Youth Gets Life in School Murder

He Killed Classmate at Christian Academy

St. Louis Post-Dispatch/June 11, 1997

An Arkansas teen-ager was sentenced Tuesday to life in prison with no chance of parole for killing a classmate at a rural Missouri school for troubled youths.

Anthony G. Rutherford, 19, of Siloam Springs, Ark., was convicted last month of first-degree murder and armed criminal action. The case was moved to Pulaski County on a change of venue.

Rutherford is one of two teens charged in the death of William A. Futrelle II at the Mountain Park Baptist Church and Boarding Academy in March 1996.

Joseph S. Burris, 16, of Los Angeles, faces the same charges. His trial is expected to begin the week of June 30.

Rutherford had waived his right to a jury trial, allowing Pulaski County Circuit Judge Douglas Long Jr. to decide his fate. In return, the prosecution waived the death penalty.

In addition to life in prison without parole, the judge sentenced Rutherford to 50 years in prison for the armed criminal action conviction, to run consecutively.

During trial, Wayne County Prosecutor Jon Kiser relied heavily on a videotaped confession Rutherford gave police the night of the killing.

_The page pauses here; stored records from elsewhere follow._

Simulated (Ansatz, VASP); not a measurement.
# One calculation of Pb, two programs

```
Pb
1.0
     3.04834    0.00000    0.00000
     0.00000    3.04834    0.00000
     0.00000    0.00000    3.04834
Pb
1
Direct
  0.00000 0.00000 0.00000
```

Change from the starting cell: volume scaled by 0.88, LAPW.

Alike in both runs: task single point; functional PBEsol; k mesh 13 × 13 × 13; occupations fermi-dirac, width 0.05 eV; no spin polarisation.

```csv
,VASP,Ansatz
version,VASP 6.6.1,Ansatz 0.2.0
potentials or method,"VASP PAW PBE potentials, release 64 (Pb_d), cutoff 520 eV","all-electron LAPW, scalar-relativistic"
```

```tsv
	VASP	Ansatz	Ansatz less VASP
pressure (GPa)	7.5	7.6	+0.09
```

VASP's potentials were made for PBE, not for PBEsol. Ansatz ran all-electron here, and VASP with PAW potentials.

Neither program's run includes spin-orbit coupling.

In the videotape, Rutherford said he wanted to kill Futrelle to prevent him from getting in the way of his plan to take over the school and start a cult like the Branch Davidians.

Futrelle, 16, of Boca Raton, Fla., was found dead in a wooded area at the boarding school near Patterson, Mo., about 110 miles south of St. Louis. His throat was slashed and his head beaten repeatedly.